As the film opens, we see a sunset, or maybe it’s a sunrise, we aren’t exactly sure, yet. We meet an average family as they drive through the remote New Zealand landscape. Two young teenage brothers bicker in the backseat, Maika (Billy Paratene) and Jordan (Frankie Paratene). Jill (Miriama McDowell) and Hoaggie (Erik Thomson) are up front, they are playful with each other. Their dynamic is anomalous. It could be any family.

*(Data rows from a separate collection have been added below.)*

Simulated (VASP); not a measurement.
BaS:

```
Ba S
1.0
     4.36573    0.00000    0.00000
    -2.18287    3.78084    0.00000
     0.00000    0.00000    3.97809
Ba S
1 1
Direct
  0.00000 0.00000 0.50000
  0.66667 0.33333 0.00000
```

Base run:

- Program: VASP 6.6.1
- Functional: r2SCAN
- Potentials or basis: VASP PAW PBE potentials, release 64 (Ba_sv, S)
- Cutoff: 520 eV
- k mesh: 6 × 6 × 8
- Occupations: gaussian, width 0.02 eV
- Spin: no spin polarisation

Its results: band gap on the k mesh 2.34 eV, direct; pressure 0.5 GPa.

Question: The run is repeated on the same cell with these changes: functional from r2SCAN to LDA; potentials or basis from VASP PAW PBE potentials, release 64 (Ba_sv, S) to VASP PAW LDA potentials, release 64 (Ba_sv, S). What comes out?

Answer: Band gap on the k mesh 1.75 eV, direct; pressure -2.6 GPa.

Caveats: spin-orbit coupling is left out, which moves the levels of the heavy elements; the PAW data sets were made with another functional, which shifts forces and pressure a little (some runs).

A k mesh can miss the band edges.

Eventually, they get out of the car hike to a lake, high and far from the road. Their picnic is sprawled out, no cares in the world until two men, Tubs (Matthias Luafutu) and Mandrake (Daniel Gillies) appear in frame. The audience clearly sees them, but the family hasn’t noticed them. The moment is reminiscent of David Fincher’s Zodiac.

Courtesy of Sundance Institute

There is an inevitability to the moment. Jill gives them the keys to the car. They throw their phones and wallets to them. They have plans though. Nothing will change their trajectory. So, the family is dragged on a road trip, forced into the claustrophobic hell of their luxury SUV.

Coming Home in the Dark isn’t necessarily a film you will have fun with. The violence in the film is bluntly and harshly delivered. But there is no doubt it is effective. Ashcroft constructs every moment to achieve maximum tension. Teasing out an unnerving and astonishing performance from Daniel Gillies as the central villain. The other standout is Erik Thomson who walks a perfect line. The audience can sense there is something he’s withholding, trying to play his cards correctly, but how do you play a card game when you don’t quite know the rules?

When we do realize the reason behind what’s happening to this family, it is hard to not wonder, “was the crime worth the sentence?” Of course, that’s part of the point. Ashcroft is dealing with how our societies fail our youth. And, as that final shot comes, the audience circles back and is reminded of the question, was that opening shot a sunset or a sunrise? A beautiful that haunts the entire moment.

The Haneke comparison is accurate, but he hasn’t crafted something as morally complex or as ambiguous as something like Cache or The White Ribbon. But those are true masterpieces dealing with implications of one’s actions or a country’s actions. The comparison is deserved because Ashcroft shows considerable craftsmanship in his direction. There’s no doubt he has a masterpiece in him, and I can’t wait to see what he does next.